The land is beautiful, surrounded by mountains. God's presence is truly felt from the moment you step on to the property and through each smile from a child and in the loving embraces we are met with daily.

Last night, we met with Katcha (spelling?) and Max, a married couple who have dedicated their lives to working here at Emmanuel. Katcha is Dutch and came here early on as a volunteer before she found her faith. She committed herself to the Lord on these grounds. Likewise, her husband Max, a Honduran native who traveled all over Europe before returning to Honduras, also found his faith here at Emmanuel..

They shared their story and said that one reason they love to bring the teams in is to spread the word of what happens here. They have both committed their lives on faith to do God's work, but they are unable to travel beyond these grounds to share the love of God. By bringing teams in, they are able to give a bit of themselves to the world beyond.

What a testimony to living in faith and following where God calls!

It is still early in the week, and I am sure there is more amazing stories to hear, and ways our lives will be touched. But for the time being, it is time to get to work.

God bless,
Linsey and Team Honduras

Tuesday, September 20, 2011


Our first full day of work was very productive, from digging trench for a new sewer line for two houses where younger boys live to helping gather eggs from their chicken house.

The day here begins early, and some of the teen girls on the trip, Jessi Simmons, Ashby and Lexi Kernea, helped wash each egg off before stacking them carefully in crates. Orphanage Emmanuel  does what it can to be self sufficient, and they also have a house for fryers and raise pigs for meat.

Many of the women worked in the toddler house Monday, helping with the babies and little ones, they put on the skit of the Good Samaritan twice, once for girls and once for a group of loud and muddy boys. I am not quite sure why so many of these angels with dirty faces got so muddy yesterday, but we men who were working on trenching passed them as we walked to our house, and many of them were as crud-covered as we were. It may be just a by-product  of the rainy season and being a 6 or 9 year old boy, or maybe an impromptu wresting match or two had broken out, but as we walked by them with tools over our shoulders they looked at us and we looked at them and I’m sure both groups were thinking the same thing: “How did  those guys get so dirty?”

Anyway, we were both soon headed to our respective showers and hot meals.

David Martinez, the Californian founder of Orphanage Emmanuel, dropped by in the afternoon for some idle chatter, and it’s always wonderful to hear the stories of the trials and triumphs of his work here. There are some in the world who respond to God’s calling with wild abandon, he is one of them and inspires us all to work hard while we are here and challenges us to consider the calling of God on all our lives.
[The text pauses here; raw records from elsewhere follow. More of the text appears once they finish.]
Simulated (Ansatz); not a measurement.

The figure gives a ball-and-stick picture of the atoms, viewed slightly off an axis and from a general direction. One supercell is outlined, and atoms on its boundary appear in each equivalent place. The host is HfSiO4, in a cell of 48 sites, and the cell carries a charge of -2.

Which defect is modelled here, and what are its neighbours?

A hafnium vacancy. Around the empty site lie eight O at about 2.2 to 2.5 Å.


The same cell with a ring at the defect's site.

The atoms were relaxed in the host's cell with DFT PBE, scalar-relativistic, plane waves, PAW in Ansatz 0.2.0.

There is more work today for Hillside Team Honduras on the business ends of picks, shovels and with the kids. Keep us in your prayers.

Monday, September 19, 2011

First Day

Our "alarm" went off about 5:30 this morning when Berenice, one of the young girls who works in the kitchen preparing our meals, turned on her boom box with some raucus Latino Jesus rock.
The men's rooms are next to the kitchen, so we enjoyed the music with her.

Mark Holland preached and he and Christine Edwards led music for several hundred kids.
Afterward, we got to size up our major project of laying new pipe for outfall lines. Some of the trench has been dug, but much of it will have to be re-dug and straightened. We have some hard days of work ahead.
We also got the afternoon to hang out with kids, practice our poor Spanish and listen to their equally poor English. It was a good day of orientation and getting to know the kids we are working for first-hand. Those of us who sponsor children here also got a chance to spend time with them and take them to the store.

Linda and I (Chris Quinn) walked Diana, the sister of two boys that Linda and I sponsor, and the rest of her siblings to a store for sodas, chips and candy. Precious little Diana, 7 years old but the size of a four-year-old because she was so malnourished in her early years, got a sugar buzz on that sent her skittering and ricocheting around like a teensy, hyperactive mosquito. Lesson learned.
Your team from Hillside is settling in and pulling together, lending their hearts, voices, minds and bodies to serving others here.
Pray for us, looking at the length of ditch to be dug, we need it.

Sunday, September 18, 2011

They have arrived!

I thought I'd let you all know that I have heard from the leader.  They have all arrived safely.  Hopefully they will have access to the internet and we will get some updates.  Please keep our missionaries in your prayers. 

Wednesday, September 14, 2011

Team Honduras/Emmanuel will be taking off Sat morning at 10:30 a.m. and will be at the orphanage by about 4 pm, Honduras time. Please keep us in your prayers, and check back here later in the week for updates!